2.0     Credit Reporting Legal Framework

 

This article takes the view that every borrower whether from public or private employers ought to be aware that Section 17(1), (2) and (3) of the Credit Reporting Act No. 8 of 2018 (“The Act”) of the Laws of Zambia enacts as follows:

“17. (1) The Bank shall establish, maintain and operate a Credit Registry which shall be a database for credit information.

(2) A credit provider regulated under the Banking and Financial Services Act, 2017 shall supply credit information to the Credit Registry.

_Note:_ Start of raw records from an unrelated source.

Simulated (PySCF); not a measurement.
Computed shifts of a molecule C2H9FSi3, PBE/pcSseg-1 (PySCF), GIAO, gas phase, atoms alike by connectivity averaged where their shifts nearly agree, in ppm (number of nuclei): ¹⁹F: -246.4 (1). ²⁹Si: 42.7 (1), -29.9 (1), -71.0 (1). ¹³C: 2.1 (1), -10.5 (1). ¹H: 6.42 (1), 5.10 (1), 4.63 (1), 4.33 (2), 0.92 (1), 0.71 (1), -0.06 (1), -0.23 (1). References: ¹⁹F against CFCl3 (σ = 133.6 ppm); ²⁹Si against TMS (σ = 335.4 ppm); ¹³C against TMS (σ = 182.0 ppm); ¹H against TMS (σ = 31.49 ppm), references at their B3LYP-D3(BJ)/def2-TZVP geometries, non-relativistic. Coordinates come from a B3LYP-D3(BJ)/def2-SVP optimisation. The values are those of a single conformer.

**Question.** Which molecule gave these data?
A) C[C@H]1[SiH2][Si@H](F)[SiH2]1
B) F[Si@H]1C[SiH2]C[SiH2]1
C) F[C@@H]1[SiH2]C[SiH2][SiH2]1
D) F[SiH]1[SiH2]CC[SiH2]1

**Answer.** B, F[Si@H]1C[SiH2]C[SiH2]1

(3) The Bank may impose the obligation to supply credit information to the Credit Registry on other credit providers.”

 

The “Bank” referred to in the provision above is the Bank of Zambia (“BOZ”). That said, the foregoing provisions, give the BOZ the power to make it mandatory for financial service Providers (FSPs) to supply the information of all borrowers to the Credit Registry. The BOZ can also order any other person who lends or gives out credit to supply the information of their borrowers to the Credit Registry. By virtue of section 26 of the Act the information retained about the borrowers should be kept for 10 years from (a) final loan repayment; (b) a credit being written off; (c) a declaration of bankruptcy; or (d) discharge from bankruptcy. It follows that even default related information is liable to be retained for the same duration despite one having subsequently paid off the debt on which he, she or it previously defaulted.

 

Prior to enactment of the Act and for similar purpose, in 2006 BOZ gazetted Credit Reference Services (Licensing) Guidelines thereby establishing a licensing framework for CRAs, which are basically the companies mandated to collect credit reports and process information on the credit status of a person. In the same year the Credit Data (Privacy) Code was also gazetted specifically to provide for collection, accuracy, use, security and access and correction issues as they relate to data of a person who has accessed credit, or has been an applicant for credit.

 

Further, in 2008, BOZ issued the Banking and Financial Services Act (Provision of Credit Data and Utilization of Credit Reference Services) Directive, 2008 which made it mandatory for financial service providers to provide credit data to and utilize CRAs. Therefore, in this country there is a concerted effort to comprehensively regulate credit reporting. It follows that the information of any borrower is supposed to be reported to CRAs whether the borrower has defaulted or not.

 

3.0     Purpose of Credit Reporting and Consequences for Negative Entries

In his article entitled, “Credit Reporting Act 2018…Extending the rewards of financial discipline and elimination of credit information asymmetry beyond the financier” published in Zambanker, A Bank of Zambia Journal. September 2018 Edition, Lungisani Zulu contends that among the many reasons for having a robust credit reporting regime as a critical component of the financial infrastructure, are:

  • Elimination of informational asymmetry or gaps whereby lenders do not have any information about the borrower to properly price the cost of borrowing.
  • enhances a positive credit culture by rewarding borrowers with good paying habits with a lower cost and correspondingly discouraging delinquent behavior.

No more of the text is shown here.